An Extensible RTCP Control Framework for Large Multimedia Distributions
Julian Chesterfield and Eve M. Schooler
In Proceedings of NCA 2003
Summary:
This paper focuses on providing the ability for the Real-time Transport Protocol (RTCP) to scale as the number of receivers grows. Currently, RTCP does not effectively deal with shared bandwidth requirements that may be necessary for specific applications when they are reporting back to the source. As group membership grows, it is expected that receiver feedback reports scale down. In addition, the one-to-many interface proposed by such techniques as Source Specific Multicast (SSM) and satellite networks creates an asymmetric distribution infrastructure, causing bottlenecks on the routing architecture. In order to overcome these challenges, the authors propose two main scalable techniques as well as modifications to the RTCP framework while attempting to keep the same semantics of the original protocol:
- Instead of using multicast to provide feedback from receiver to source, use unicast (as in SSM).
- Have the source reflect feedback messages (such that group members can still communicate) via a unidirectional multicast.
- Instead of reflecting all feedback, create an aggregate summary, a term they call "summarisation." This will select the important information from feedback reports to reflect to all receivers.
- Deploy a hierarchical collection of summarisation nodes.
In general, a summarisation is a report packet which represents the distribution of feedback messages. Summarisation is implemented via a biasing step, whereby "important" feedback is retained to be reflected out on the unidirectional multicast. This distribution allows for significant factors of compression, as opposed to merely reflecting all receiver information. This compression, in turn, allows the bandwidth of the session to be allocated more for data transfers rather than control messages being relayed back and forth. To further show that compressing feedback messages for multicast is a good idea, they show that the bandwidth consumed for summarization as the group membership increases is orders of magnitude less than that for simple reflection. This allows applications that are dependent on a constant allocation of bandwidth to still function as group membership increases.
In order to further reduce bandwidth consumption, a hierarchical topology is proposed. Each node in this scheme will perform its own summarisation step before reporting back to a higher level node, with the source being the root of the hierarchy. Each summarisation node will then be responsible solely for its decedents, combining incoming summarisation reports and reporting the new further compressed summarisation report as necessary.
Critique:
While I believe this is a decent paper (these changes are under consideration by the IETF), I believe they have neglected a few points.
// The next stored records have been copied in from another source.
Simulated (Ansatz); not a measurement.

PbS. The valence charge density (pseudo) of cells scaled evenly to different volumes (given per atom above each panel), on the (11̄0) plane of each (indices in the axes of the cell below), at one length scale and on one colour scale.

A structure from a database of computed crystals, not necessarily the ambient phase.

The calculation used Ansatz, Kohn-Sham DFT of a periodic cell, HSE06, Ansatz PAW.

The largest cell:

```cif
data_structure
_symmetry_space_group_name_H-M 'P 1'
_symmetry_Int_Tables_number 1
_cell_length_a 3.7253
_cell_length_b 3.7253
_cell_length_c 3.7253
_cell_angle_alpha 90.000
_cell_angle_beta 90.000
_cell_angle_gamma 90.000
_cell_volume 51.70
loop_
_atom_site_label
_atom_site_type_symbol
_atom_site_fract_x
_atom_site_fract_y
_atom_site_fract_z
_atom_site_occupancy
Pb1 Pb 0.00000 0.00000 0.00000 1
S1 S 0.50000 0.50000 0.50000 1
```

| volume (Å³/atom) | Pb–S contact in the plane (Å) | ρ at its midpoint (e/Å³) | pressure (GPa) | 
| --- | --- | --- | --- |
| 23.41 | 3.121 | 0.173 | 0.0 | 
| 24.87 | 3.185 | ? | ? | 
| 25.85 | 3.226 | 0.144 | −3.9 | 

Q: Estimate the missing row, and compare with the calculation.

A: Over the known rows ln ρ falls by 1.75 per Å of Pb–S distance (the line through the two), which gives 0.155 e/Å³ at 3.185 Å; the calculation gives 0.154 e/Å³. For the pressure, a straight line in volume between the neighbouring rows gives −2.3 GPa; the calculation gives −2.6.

- They completely glossed over how to know create biased/unbiased groups. They say this is given information. The unbiased information is then to be broadcast to all receivers by placing the information into a summarisation report. The question remains, however, as to how to determine what is important. This may be application specific, but their claim that these modifications are scalable would leave me to believe that they cannot assume a specific target application. The biasing step is the key to their claim that summarisation reports will reduce bandwidth, and they assume that a distribution can be found that will encompass all necessary information. They specifically said that grouping receivers is "based on the prior accrual of receiver feedback data into a summary distribution and the subsequent choice of an interesting part or parts of the distribution from which to sample." How do you determine what's interesting? Can this be done dynamically? Is this a manual process? Is this application specific?
- After a list of important data is determined, the receivers are responsible for determining whether they have been biased or unbiased. The receivers need to know which group they belong to in order to determine what bandwidth they should operate at, or whether they need to report or not. Forcing this determination on the receiver seems like it complicates the system. Wouldn't it be easier for the source to tell the receiver what category it falls under? I could be wrong on this point. For this biasing scheme to work, this computation has to be done somewhere. I figure it would be easier to do it at the sender since it is already determining what is of interest and what is not.
- They only consider a single-source system. Are these same techniques applicable to multi-source application? They say most applications are single-source, so that is their focus. Does a multi-source system require different protocols and modifications?
- As was pointed out by Dr. Turner, more than half of Figure 3 is useless. A reporting interval of more than 10 seconds most likely will severely hamper performance for applications that use RTP. Even 10 seconds is probably too long.